This was the final feature film for cult director Joseph H. Lewis. He would spend much of the next decade directing television episodes before retiring from the industry. His other work includes: My Name Is Julia Ross (1945), a terse little thriller about a case of mistaken identity, Gun Crazy (1950), a variation on the Bonnie and Clyde story told with gripping narrative skill, and the astonishing film noir thriller, The Big Combo (1955), which is as raw and edgy as any gangster thriller made that decade - all ingenious efforts that prove Lewis was one of the great low-budget stylists of his era.
Gerald Fried composed a minimalist and non-traditional score for this film. It is performed by a small ensemble consisting of mostly solo trumpet, acoustic guitar, English horn, tympani, and percussion. There are no strings or other "big orchestra" elements. And the themes are decidedly non-Western, tending to the classical and baroque.
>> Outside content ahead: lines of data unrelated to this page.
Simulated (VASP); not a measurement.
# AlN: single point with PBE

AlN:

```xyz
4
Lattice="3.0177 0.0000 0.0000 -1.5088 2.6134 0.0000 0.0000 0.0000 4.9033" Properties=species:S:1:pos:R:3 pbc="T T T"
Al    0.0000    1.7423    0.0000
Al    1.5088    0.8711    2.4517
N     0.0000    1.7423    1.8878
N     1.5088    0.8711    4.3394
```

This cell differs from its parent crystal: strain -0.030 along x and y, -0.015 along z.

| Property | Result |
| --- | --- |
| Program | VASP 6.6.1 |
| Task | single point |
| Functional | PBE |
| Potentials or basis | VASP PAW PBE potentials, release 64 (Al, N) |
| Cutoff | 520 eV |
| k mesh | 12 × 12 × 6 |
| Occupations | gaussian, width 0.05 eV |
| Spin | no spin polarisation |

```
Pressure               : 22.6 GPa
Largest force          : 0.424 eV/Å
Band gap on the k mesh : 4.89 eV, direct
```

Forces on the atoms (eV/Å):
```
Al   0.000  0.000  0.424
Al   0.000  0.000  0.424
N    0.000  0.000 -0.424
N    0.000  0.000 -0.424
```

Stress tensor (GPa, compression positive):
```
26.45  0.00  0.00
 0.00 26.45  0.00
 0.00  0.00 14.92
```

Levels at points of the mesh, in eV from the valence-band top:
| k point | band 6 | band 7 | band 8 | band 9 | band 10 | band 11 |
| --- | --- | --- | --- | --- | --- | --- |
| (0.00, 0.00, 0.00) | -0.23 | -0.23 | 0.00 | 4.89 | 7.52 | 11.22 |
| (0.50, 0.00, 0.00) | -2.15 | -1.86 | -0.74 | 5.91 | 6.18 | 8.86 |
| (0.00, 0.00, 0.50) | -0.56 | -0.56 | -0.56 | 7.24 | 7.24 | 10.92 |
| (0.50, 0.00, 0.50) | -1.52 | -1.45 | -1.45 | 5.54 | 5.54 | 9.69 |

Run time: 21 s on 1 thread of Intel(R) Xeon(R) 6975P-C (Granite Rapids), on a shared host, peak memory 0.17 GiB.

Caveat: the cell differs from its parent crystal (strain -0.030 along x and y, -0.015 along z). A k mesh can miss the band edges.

According to modern sources, Terror in a Texas Town (1958) was made in 10 days for $80,000. By incorporating 10 to 20 scenes into one shot and covering it in various angles and points-of-view, economical director Joseph H. Lewis pulled off the feat with tremendous aplomb.
Sterling Hayden drinks the liquor called Aquavit. Years later in The Long Goodbye (1973) he'd prefer the same drink.
While screenwriter Dalton Trumbo was famously blacklisted (writing this in secret), it's untrue that Nedrick Young was blacklisted, or considered a "subversive" since he has a slew of credits during the 1950's.